No. This is the default for most groups, but it shouldn't be. The DM has to do all the prep taking on the extra work load/stress of scheduling is not fair and is more likely to cause DM burnout.

Realistically each group should have a Lead Player who handles scheduling and interparty conflict. Let the DM focus on prep and crafting a great game, not management.
Can't reject this "Lead Player" idea hard enough.

Just consider scheduling: of course the Lead Player will make sure the schedule works - for the Lead Player and the DM. And it's a very short step for the DM to start showing the Lead Player some favouritism in the game as thanks for the extra work done. Might as well just blow up the group right now and get it over with.

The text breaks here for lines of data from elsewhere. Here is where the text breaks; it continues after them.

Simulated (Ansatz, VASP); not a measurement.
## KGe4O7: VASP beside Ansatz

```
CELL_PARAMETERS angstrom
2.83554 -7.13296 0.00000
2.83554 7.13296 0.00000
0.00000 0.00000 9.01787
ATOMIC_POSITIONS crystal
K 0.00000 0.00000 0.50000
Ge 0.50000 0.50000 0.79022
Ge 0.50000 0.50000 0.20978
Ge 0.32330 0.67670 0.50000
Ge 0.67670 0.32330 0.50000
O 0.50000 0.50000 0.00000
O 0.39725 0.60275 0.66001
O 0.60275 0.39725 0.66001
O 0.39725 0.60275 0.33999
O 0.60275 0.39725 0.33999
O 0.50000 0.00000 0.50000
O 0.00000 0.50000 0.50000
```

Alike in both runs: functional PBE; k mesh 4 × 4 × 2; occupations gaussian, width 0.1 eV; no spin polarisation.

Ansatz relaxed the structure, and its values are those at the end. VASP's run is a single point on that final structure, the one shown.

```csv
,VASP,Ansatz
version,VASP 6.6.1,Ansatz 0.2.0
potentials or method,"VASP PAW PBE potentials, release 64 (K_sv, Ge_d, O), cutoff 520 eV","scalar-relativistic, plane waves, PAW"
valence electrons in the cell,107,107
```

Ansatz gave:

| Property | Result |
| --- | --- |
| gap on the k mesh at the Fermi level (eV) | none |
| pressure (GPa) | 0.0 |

The players should, ideally, all be equal and, when necessary, have equal say. And the DM should, after getting input from everyone, set a schedule and stick to it. If there's not a night everyone can consistently make then it might be time to go back to the drawing board regarding who's in the group, or, if the DM's availability allows, look at running two groups.
 

As a slight tangent: how do you all schedule one shots or limited engagement games. Say you want to try out a new ruleset you discovered, or your SO really wants to try this esoteric RPG? How do you find players and make sure you can get it scheduled?
 

As a slight tangent: how do you all schedule one shots or limited engagement games. Say you want to try out a new ruleset you discovered, or your SO really wants to try this esoteric RPG? How do you find players and make sure you can get it scheduled?
I usually just run it through my regular group. Barring that, my logal game store runs game days throughout the year, so I'll just run something there and players will show up.